Andi Hazelden
Andi is a figurative artist. Her inspiration comes from the human body, colours, natural organic shapes and landscapes. Two objects found on a beach have inspired her work for the past thirty years. Key to her palette is a piece of rust which came off a chair, which she’s still got it in her sketch book. The rust is evident throughout her work in yellow ochre, burnt umber and the decaying vert de gris. Her inspiration for form comes from the melted shapes of a driftwood-like deformed plastic canister washed up on a beach on the Isle of Wight.
Recently, Andi has been drawn to alcohol inks because when they interact with the alcohol, they have an organic quality. The colours remind her of rust and the Devon cliffs and the sea of her childhood. Much of her work centres around the female human form. Andi says, “I love the contours: they’re organic, and my pictures celebrate female bodies. I love the way the skin falls over the bone and the contours it creates. It’s about how the colours fall onto the body to create a 3D effect.”

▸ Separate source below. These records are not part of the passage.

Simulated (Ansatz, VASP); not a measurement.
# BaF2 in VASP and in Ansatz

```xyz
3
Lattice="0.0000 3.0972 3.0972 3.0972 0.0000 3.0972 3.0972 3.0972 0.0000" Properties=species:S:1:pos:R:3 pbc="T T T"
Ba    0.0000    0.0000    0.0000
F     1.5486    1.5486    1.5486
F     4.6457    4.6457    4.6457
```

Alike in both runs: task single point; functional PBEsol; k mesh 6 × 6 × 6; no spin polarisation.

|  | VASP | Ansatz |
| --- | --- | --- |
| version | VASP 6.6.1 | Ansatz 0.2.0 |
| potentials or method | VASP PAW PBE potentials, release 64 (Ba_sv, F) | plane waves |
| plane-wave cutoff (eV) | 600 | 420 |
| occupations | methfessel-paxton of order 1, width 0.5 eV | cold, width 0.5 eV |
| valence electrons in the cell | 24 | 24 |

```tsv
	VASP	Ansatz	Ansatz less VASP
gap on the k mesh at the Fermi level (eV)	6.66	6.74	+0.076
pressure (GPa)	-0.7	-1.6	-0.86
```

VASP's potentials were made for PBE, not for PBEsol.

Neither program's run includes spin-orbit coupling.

Although her work is different to Egon Schiele, she feels drawn to his use of strong contours. Other influences include Lucian Freud and Jenny Saville. Saville’s work after leaving university inspired Andi because of the realism and grotesque rather than beautiful nudes, as well as Saville’s references to Renaissance artists such as da Vinci and Raphael through the poses she used. Andi has always loved Da Vinci’s sketchbooks she also takes inspiration from the Pre-Raphaelites. Further inspiration, uniting body landscape, comes from Henry Moore’s primitive and abstract colours and contours.